Former Public Council Head Makes Bid To Re-Enter Politics

Vazgen Manukian (in the center) participating in the first meeting of the Vernatun public-political club, Yerevan, November 15, 2019

Two days after resigning from the post of the chairman of the Public Council Vazgen Manukian has announced his plans to return to politics.

The 73-year-old veteran politician, who served as Armenia’s defense minister and prime minister in the 1990s and was an official runner-up in the country’s presidential election in 1996, headed the non-political advisory body for more than a decade before quitting his job earlier this week after being accused by some parliamentarians of political bias.

In presenting his resignation, Manukian criticized the government of Prime Minister Nikol Pashinian of allowing “an atmosphere of mistrust and hatred of an unprecedented level to be formed in our country.”

“Our society is split the way it has never been split before,” he charged.

Representatives of the ruling My Step bloc dismissed Manukian’s criticism.

Talking to RFE/RL’s Armenian Service (Azatutyun.am) on Friday, Manukian said that he is reviving his National Democratic Union, a political party that once was prominent in Armenia’s political field and was represented in the country’s legislatures in 1995-2003.

“I expect we will probably have a convention next spring… That will signify my entry into the political arena,” he said.

In the meantime, the Vernatun public-political club set up by Manukian held its first meeting today. Among those who attended the meeting were mainly former officials and members of the governing coalition, including members of the former ruling Republican Party of Armenia, the Armenian Revolutionary Federation (ARF, Dashnaktsutyun), representatives of the circles close to Armenia’s former President Robert Kocharyan, including chief of his office Viktor Soghomonian.

Manukian denied that former officials or circles closed to them sponsor the club’s activities. He said the club existed on membership fees, but refused to give the names of any people paying these membership fees. “This is a club, the payments are made officially, they get registered in the bank, go and find it out from the banks,” Manukian told reporters.

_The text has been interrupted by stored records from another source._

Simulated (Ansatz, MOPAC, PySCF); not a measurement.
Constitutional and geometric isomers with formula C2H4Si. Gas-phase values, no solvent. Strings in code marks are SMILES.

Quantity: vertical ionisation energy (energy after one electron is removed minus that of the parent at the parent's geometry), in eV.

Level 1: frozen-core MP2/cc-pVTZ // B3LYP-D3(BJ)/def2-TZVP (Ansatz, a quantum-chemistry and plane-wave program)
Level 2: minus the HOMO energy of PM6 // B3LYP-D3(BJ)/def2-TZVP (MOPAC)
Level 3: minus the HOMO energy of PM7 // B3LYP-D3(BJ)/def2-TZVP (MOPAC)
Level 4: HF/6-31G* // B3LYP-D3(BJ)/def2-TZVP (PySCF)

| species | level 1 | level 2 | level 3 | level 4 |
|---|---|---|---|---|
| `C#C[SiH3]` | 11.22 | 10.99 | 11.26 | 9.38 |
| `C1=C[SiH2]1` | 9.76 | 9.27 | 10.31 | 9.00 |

Manukian did not conceal today that he has held meetings with former government officials, including Kocharian. “I have always had meetings and will always have meetings with everyone. When Kocharian was briefly released from custody we met and had a conversation, I meet with everyone. I will meet with Nikol Pashinian, too, if he wants to meet,” Manukian said.

In resigning from the Public Council Manukian did not admit that he had made political statements while holding the post. “It is only political when you are a member of either an opposition or governing party or you are struggling to maintain power or to come to power,” he explained.